Shadow rules let you program ACL or policy entries that count matching packets without enforcing an action. Counter baselines capture packet and byte counts before a change, while synthetic flow probes generate deterministic traffic to validate the behavior of those rules. Together, they enable you to test deny logic, rule ordering, and blast‑radius impact under production‑like traffic without a cutover.
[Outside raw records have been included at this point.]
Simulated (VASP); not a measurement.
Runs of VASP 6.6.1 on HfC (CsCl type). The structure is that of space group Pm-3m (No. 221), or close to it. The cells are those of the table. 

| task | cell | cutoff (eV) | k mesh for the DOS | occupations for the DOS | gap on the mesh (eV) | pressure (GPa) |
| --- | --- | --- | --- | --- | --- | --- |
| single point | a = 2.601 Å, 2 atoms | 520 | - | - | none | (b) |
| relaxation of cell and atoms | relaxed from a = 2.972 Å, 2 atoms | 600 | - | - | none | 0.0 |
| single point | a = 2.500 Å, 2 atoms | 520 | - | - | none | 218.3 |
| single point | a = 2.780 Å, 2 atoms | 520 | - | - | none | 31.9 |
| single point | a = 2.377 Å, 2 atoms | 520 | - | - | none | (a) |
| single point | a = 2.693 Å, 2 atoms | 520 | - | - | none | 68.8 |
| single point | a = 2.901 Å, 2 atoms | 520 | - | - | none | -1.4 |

Understanding Shadow Rules

Definition and Purpose

A shadow rule mirrors the match criteria (source/destination IP, port, protocol, DSCP, VLAN, etc.) of a proposed ACL or segmentation policy but uses a non‑enforcing action such as count, log, or monitor instead of permit/deny. The rule resides in the same TCAM or flow table as regular rules, so its position reflects the true evaluation order a packet would experience. By observing which packets hit the rule under live traffic, you can uncover unintended overlaps, overly broad matches, or missing exclusions before flipping the rule to an enforcing action.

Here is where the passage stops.